Second, if pornographic content is displayed in a workplace, legislation in support of horrifyingly rampant political correctness - in the guise of sexual harassment laws - can be invoked by anyone who has any negative reaction to the content.

Third, there is a lot of content on the Internet that is illegal and which could, through the mechanisms we have discussed, wind up stored on your computers. Just having the content - no matter how you got it - could have significant consequences.

It is interesting what pornographic content might be considered illegal - check out an informative article on the Electronic Frontier Foundation's Web site, "The First Amendment, New Media and the Supreme Court."

The one type of content that is guaranteed to get you into serious hot water is child pornography. No matter how you came by it, to have it on your computer appears to be a one-way ticket to a lot of trouble. An FBI agent was quoted in a Wired magazine article on online child pornography as saying, "One click, you're guilty. . . . A federal offense is that easy."

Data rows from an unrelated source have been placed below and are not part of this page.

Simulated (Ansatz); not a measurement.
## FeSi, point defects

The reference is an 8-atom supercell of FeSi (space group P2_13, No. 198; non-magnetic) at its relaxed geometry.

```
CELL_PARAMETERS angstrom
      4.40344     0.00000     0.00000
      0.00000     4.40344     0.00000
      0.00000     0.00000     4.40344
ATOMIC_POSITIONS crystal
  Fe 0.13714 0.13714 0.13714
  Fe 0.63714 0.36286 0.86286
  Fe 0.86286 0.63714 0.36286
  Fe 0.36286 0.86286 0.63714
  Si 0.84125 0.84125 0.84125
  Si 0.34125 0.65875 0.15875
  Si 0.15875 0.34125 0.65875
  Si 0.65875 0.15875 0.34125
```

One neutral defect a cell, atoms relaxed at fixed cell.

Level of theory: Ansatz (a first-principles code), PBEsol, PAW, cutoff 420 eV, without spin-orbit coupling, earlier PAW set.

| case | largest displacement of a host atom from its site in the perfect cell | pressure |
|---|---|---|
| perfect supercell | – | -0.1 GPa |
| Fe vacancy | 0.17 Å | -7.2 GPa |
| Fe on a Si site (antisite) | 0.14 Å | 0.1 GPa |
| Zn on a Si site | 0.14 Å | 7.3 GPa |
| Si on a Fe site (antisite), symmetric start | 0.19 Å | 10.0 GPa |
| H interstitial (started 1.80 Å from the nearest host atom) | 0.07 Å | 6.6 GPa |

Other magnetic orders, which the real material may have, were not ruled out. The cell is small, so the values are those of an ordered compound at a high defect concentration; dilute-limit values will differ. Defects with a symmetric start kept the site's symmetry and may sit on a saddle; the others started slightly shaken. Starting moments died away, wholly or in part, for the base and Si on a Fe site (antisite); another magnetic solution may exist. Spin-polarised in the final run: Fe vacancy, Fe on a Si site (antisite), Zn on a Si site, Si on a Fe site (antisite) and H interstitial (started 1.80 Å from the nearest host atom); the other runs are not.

What is particularly worrying is that should you discover child porn on your computers you would, as I understand it, be advised to get rid of it quietly. Apparently the response of the FBI if you call up and say that you have discovered what you think is child porn will be a number of agents who turn up and remove your PCs.

I have read a number of accounts where impounded PCs are returned months or years after being taken away, something that would put a real crimp in operations for a small business let alone the business of someone working out of a home office.

I find it very worrying that we seem to be creating an environment where trying to be a responsible citizen could not only be to your disadvantage but also, if the FBI officer's quote is true, actually get you branded a criminal!

So if you start scanning the PCs in your organization for inappropriate and/or illegal content and you find it, who will be blamed? How will you and the "culprit" be affected?

In short, what will you do?

Thoughts to backspin@gibbs.com.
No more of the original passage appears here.